Open chengchingwen opened 4 months ago
adding wait_completed
on matmul!
's command buffer does not help
Adding Metal.@sync
to the mul!
also does not help. ~However, I cannot reproduce when calling MPS.matmul!
directly.~
I cannot reproduce at all on Metal.jl#master using an M3 Pro, but it does seem reproducible on an M1 Pro.
I wonder if this is a problem with mapreduce
, since you're calling isapprox
on GPU arrays. Can you test if calling @assert Array(C) ≈ Array(c)
makes things pass? It does here, at least.
I can reproduce the issue on M1 master. It also looks like all the tasks run on the same queue.
The issue was found on a M2 Max. The MWE only happens if the array is large enough. It seems to be launching the subsequent kernel before the matmul finished. Is it possible that the mapreduce
not checking the availability of the input arrays?
p.s. I'm about to board the plane to JuliaCon so I won't be able to test it soon.
I wonder if this is a problem with
mapreduce
, since you're callingisapprox
on GPU arrays. Can you test if calling@assert Array(C) ≈ Array(c)
makes things pass? It does here, at least.
It also reproduces when comparing on the CPU, just much less likely, so this isn't a mapreduce
issue.
Looks like a bunch of NaN's in the second matrix.
My current MWE is:
using Metal, LinearAlgebra; begin
n = 10000
a = mtl(randn(Float32,n,n))
b = mtl(randn(Float32,n,n))
C = Metal.zeros(Float32, size(a))
for i in 1:10
C = Metal.zeros(Float32, size(a))
mul!(C,a,b)
@assert !any(isnan.(C)) "$i"
end
end
I define C out of the loop to access it afterwards. When I had C .= ...

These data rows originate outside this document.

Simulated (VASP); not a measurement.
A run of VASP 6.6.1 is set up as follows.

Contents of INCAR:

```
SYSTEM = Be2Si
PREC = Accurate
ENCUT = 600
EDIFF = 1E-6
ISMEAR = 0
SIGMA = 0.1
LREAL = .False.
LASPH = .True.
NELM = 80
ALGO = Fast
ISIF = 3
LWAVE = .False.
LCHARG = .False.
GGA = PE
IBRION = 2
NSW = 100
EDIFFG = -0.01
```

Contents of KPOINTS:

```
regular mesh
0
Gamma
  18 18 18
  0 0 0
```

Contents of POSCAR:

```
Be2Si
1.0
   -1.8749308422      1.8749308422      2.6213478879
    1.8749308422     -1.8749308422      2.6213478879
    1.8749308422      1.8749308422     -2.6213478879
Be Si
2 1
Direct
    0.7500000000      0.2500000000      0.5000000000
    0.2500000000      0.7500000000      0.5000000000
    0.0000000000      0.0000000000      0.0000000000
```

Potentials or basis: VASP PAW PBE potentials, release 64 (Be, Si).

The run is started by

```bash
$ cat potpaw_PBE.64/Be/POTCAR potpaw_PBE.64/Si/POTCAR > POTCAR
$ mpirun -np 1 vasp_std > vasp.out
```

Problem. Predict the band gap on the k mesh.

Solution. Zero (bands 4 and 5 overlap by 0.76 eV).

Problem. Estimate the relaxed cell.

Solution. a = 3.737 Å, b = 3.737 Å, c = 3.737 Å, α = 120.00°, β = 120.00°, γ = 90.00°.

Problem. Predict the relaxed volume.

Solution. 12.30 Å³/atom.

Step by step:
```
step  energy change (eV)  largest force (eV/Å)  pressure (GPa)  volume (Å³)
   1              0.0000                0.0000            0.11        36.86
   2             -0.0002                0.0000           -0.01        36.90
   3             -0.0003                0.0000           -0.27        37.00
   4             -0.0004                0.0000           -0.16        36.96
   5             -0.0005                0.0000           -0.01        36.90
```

in the loop instead of C = ...
. It only ever happened at iteration 1. I suspect it has to do with the location in memory of the array.
I cannot reproduce when calling
MPS.matmul!
directly
I can:
using Metal, LinearAlgebra
function main(T=Float32, N=10000)
a = Metal.rand(T, N, N)
b = Metal.rand(T, N, N)
c = a * b'
synchronize()
for i in 1:100
println("Iteration $i")
d = Metal.zeros(T, size(a))
MPS.matmul!(d, a, b, #=alpha=#true, #=beta=#false,
#=transpose_a=#false, #=transpose_b=#true)
@assert !any(isnan.(Array(d))) "NaN in iteration $i"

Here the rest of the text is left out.